The slices may be smaller than some breads but it a denser heartier bread. Although I have had it mold in the hotter months…it lasts forever. It also stays better longer than most breads in the freezer with no freezer burn. It makes great sandwiches, toast or grilled cheese, bread to serve with stew and excellent french toast.

It used to be $3.69 a loaf but last week at Safeway it had gone up to $4.09.

Because of that I ended up buying a new bread by Orowheat that was on sale for $3…Orowheat Whole Grain & Oat Bread with Corowise…but it is one of those #!*% fluffy breads.

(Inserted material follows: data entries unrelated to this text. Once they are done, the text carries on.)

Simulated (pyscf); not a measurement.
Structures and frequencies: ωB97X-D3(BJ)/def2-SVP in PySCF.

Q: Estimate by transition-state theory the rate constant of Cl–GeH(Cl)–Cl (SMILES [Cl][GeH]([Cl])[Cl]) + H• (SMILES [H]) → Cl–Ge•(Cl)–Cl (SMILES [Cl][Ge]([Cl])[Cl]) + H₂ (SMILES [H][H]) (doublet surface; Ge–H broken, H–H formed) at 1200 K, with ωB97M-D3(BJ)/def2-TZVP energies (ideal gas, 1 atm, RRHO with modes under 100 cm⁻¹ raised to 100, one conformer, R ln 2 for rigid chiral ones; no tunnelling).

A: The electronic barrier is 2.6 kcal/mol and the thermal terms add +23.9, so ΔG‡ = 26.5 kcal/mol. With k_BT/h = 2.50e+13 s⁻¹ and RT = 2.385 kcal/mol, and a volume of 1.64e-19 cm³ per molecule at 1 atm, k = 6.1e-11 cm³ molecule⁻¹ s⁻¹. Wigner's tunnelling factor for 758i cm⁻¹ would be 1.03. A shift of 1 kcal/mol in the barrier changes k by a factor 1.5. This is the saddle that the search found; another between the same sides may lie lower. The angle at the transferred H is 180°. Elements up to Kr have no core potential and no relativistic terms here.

I have tried 2-3 house brand breads that were labeled as ‘Wheat Berry bread’ that was half the price of Orowheat…the nutritional info came out almost the same …but they were nothing like Orowheat’s version. They were the fluffy type, not dense & hearty.

My only minor complaint about Orowheat is sometimes I wish it was a little less sweet but I guess that is why they call it HONEY Wheatberry bread. That and the price…but we don’t eat bread daily in our house.

I think I will look for the Milton’s one you reviewed to try next.


34 Looby March 3, 2008 at 10:28 pm

I had to laugh at Plonkee’s comment- bread is definitely not the same on both sides of the pond. I have discovered that my local independent bakery charges no more than the supermarket and I can get fresh 100% wholewheat bread that actually will go mouldy if I don’t eat it within about 5 days, I’m guessing this means considerably less crap is added!


35 Clarence March 4, 2008 at 12:04 am

HFCS, brown sugar, syrup (sugar and water!), molasses — all are refined sugar. HFCS is the big bugaboo in that it’s so cheap that food manufacturers load up on it, but there’s nothing terrible about it vis-a-vis other refined sugar. (Well, I guess you’re also supporting the vast corn industry in this country, but then again, so are your taxes.)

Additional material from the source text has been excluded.